So far, this is conventional. Where git9 differs most strongly is
the addition of git/fs.
Git/query allows asking questions about the commit
graph that are difficult to answer without walking the tree in a
manner that would be very inefficient from a file system interface.
The query language is vaguely inspired by mercurial revsets, but
stripped down and converted to a mostly postfix form for ease of
parsing.
Git/fs serves a file system interface to a git repository in
the current directory. This file system provides a read-only view
of the repository contents. By default, it is mounted on /mnt/git.
It does not cache mutable data, so any changes to the git repository
will immediately be reflected in git/fs.
The existence of a file system interface is extremely powerful,
allowing scripts that operate on historical data to be written with
ease. For example, git diff is not strictly necessary.
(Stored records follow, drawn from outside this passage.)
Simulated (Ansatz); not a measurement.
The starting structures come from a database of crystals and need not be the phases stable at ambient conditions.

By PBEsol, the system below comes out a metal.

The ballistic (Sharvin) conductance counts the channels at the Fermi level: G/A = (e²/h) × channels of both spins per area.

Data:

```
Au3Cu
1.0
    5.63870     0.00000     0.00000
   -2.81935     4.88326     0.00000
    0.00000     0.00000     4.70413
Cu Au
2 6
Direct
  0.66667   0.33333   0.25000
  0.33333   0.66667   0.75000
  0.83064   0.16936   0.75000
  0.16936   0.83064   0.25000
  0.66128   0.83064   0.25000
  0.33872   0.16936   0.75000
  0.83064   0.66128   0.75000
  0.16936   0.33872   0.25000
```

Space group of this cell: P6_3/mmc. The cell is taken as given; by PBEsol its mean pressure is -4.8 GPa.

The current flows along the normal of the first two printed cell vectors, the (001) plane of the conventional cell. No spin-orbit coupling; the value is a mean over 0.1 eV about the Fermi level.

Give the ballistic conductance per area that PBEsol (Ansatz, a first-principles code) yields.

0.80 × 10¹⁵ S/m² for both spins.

The same effect could be achieved with plain old diff(1),
though with clunky file paths. The git/diff shipped with
git9 exists simply for the purpose of shortening the paths typed.
The file system looks something like:
/mnt/git
+-- ctl
+-- HEAD
| +-- tree
| | +--files
| | +--in
| | +--head
| |
| +-- hash
| +-- msg
| +-- parent
|
+-- branch
| |
| +-- heads
| | +-- master
| | +-- [commit files, see HEAD]
| +-- remotes
| +-- origin
| +-- master
| +-- [commit files, see HEAD]
+-- object
+-- 00051fd3f066e8c05ae7d3cf61ee363073b9535f # blob contents
+-- 00051fd3f066e8c05ae7d3cf61ee363073b9535c
+-- [tree contents, see HEAD/tree]
+-- 3f5dbc97ae6caba9928843ec65fb3089b96c9283
+-- [commit files, see HEAD]
So, if you wanted to look at the commit message of the current branch, you could simply do:
cat /mnt/git/HEAD/msg
This makes scripting easy.
A good example of the benefits this brings is evident in the
implementation of git/merge, which is attached below
in full.
git/merge
#!/bin/rc -e
rfork ne
. /sys/lib/git/common.rc
fn merge{
ourbr=$1/tree
basebr=$2/tree
theirbr=$3/tree
all=`{walk -f $ourbr $basebr $theirbr | \
subst -g '^('$ourbr'|'$basebr'|'$theirbr')/*' |\
sort | uniq}
for(f in $all){
ours=$ourbr/$f
base=$basebr/$f
theirs=$theirbr/$f
if(! test -f $ourbr/$f)
ours=/dev/null
if(! test -f $basebr/$f)
base=/dev/null
if(! test -f $theirbr/$f)
theirs=/dev/null
if(! ape/diff3 -m $ours $base $theirs > $f)
echo merge needed: $f
if(test -f $f)
git/add $f
if not
git/rm $f
}
}
gitup
flagfmt=''; args='theirs'
eval `''{aux/getflags $*} || exec aux/usage
if(! ~ $#* 1) exec aux/usage
theirs=`{git/query $1}
ours=`{git/query HEAD}
base=`{git/query $theirs ^ ' ' ^ $ours ^ '@'}
if(~ $base $theirs)
die 'nothing to merge, doofus'
if(! git/walk -q)
die 'dirty work tree, refusing to merge'
if(~ $base $ours){
>[1=2] echo 'fast forwarding...'
echo $theirs > .git/refs/`{git/branch}
git/revert .
exit ''
}
echo $ours >> .git/index9/merge-parents
echo $theirs >> .git/index9/merge-parents
ourpath=/mnt/git/object/$ours
basepath=/mnt/git/object/$base
theirpath=/mnt/git/object/$theirs
merge $ourpath $basepath /mnt/git/object/$theirpath
>[1=2] echo 'merge complete: remember to commit'
exit ''
There's more code involved in deciding what to merge than there is in the merging itself. Walking through it in sections, we begin with initializing the binary.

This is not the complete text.